Flying On Kindness

She wasn’t responsible for the problem but was the airline’s scapegoat. She needed some grace given to her.

 

On a Thursday in July of 1979 I was leaving Grand Junction, Colorado after conducting a prayer event there. I was to be in Seattle the next day. It was just after dinner time and our Frontier Airlines flight was the last of their scheduled flights of that day.

Eight minutes into our flight our small Convair aircraft lost its navigation equipment and we returned to land again at Grand Junction. The next minutes were filled with the voices of many of the 20 or so passengers. None were happy.

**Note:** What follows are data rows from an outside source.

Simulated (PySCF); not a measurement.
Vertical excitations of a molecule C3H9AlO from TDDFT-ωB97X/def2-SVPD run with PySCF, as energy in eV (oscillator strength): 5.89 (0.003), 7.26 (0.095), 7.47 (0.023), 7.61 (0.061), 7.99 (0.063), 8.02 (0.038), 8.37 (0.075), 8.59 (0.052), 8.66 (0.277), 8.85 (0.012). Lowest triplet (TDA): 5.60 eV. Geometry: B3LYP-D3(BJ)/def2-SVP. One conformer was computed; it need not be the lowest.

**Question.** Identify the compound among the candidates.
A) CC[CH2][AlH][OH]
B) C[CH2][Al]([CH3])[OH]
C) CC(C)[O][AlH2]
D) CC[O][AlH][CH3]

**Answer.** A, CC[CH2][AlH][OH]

Back at the gate, everyone made a dash for the ticket agent who hadn’t even had time to wrap up her departed flight and head for a quiet night at home.

I hung back, realizing that my next assignment most likely wasn’t going to happen. This was not O’Hare or Atlanta… with flights arriving and departing at all hours of the day. And this was not fatalism on my part, just a quick recognition of the most likely outcome for all of us.

The passengers were indignant – thrown out of their expected plans. The harried gate agent explained that the plane wouldn’t be fixed, they’d be put in a nearby hotel for the night and given a voucher for a meal.

It wasn’t what anyone wanted to hear. Grumbles abounded. Veiled threats delivered. Everybody’s exasperation and vitriol were directed at the gate agent… as if she had reached up into the sky and sabotaged their trips.

I was the last one in line. The others had already gone to get their luggage and make their way to their hotel. As I approached this ‘diabolical’ lady who had sullied all their plans and probably irrevocably scarred their lives for all times, I actually felt pain for what she had just endured.

“This is why you make the fabulous salary you do” I said quietly. She looked up at me and my smile let her know I was kidding. I was just offering her grace and a brief visit to the still waters where souls can be restored.

Would you believe she stayed long enough to get me on a United flight into Las Vegas and connecting me with a flight into Seattle that night. Galatians 5:22,23 says “But the fruit of the Spirit is love, joy, peace, patience, kindness, goodness, faithfulness, gentleness, self-control; against such things there is no law.”

 I seldom pack a full knapsack of every one of those, but I’m thankful that I had enough patience, kindness and self-control that evening to have flown out of Grand Junction, Colorado when no one else did.